This latest text is the second from an increasingly embattled Cop presidency. Azerbaijan was widely criticised for its first draft on Thursday.
There will now be further negotiations among countries and possibly a new or several new iterations of this draft text.
Avinash Persaud, a former adviser to the Barbados prime minister, Mia Mottley, and now an adviser to the president of the Inter-American Bank, said: “There is no deal to come out of Baku that will not leave a bad taste in everyone’s mouth, but we are within sight of a landing zone for the first time all year.”
Finance
US Treasury Selects BNY as Financial Agent for Direct Express Program | PYMNTS.com
The Bank of New York Mellon (BNY) will serve as the financial agent for the Direct Express program, which provides 3.4 million Americans with a prepaid debit card to receive monthly federal benefits.

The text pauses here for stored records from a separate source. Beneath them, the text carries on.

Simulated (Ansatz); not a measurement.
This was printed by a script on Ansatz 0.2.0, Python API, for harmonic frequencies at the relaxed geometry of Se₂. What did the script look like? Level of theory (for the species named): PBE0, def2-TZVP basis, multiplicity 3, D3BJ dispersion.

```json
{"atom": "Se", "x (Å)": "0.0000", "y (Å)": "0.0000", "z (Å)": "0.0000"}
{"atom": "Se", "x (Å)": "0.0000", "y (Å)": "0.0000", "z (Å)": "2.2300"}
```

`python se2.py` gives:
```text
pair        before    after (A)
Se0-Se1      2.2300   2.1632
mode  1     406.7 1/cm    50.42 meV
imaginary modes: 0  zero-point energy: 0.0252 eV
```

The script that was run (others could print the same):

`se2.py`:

The U.S. Department of the Treasury’s Bureau of the Fiscal Service said in a Thursday (Nov. 21) press release that it selected BNY for this role after evaluating proposals from multiple financial institutions and seeing the bank’s offering of features and customer service options.
The new agreement will begin Jan. 3 and will last five years, according to the release.
“Since 2008, the Direct Express program has paid federal beneficiaries seamlessly, inclusively and securely, while sparing taxpayers and customers the costs and risk associated with cashing paper checks,” Fiscal Service Commissioner Tim Gribben said in the release. “This new agreement will further our goals of delivering a modern customer experience and strengthening Treasury’s commitment to paying the right person, in the right amount, at the right time.”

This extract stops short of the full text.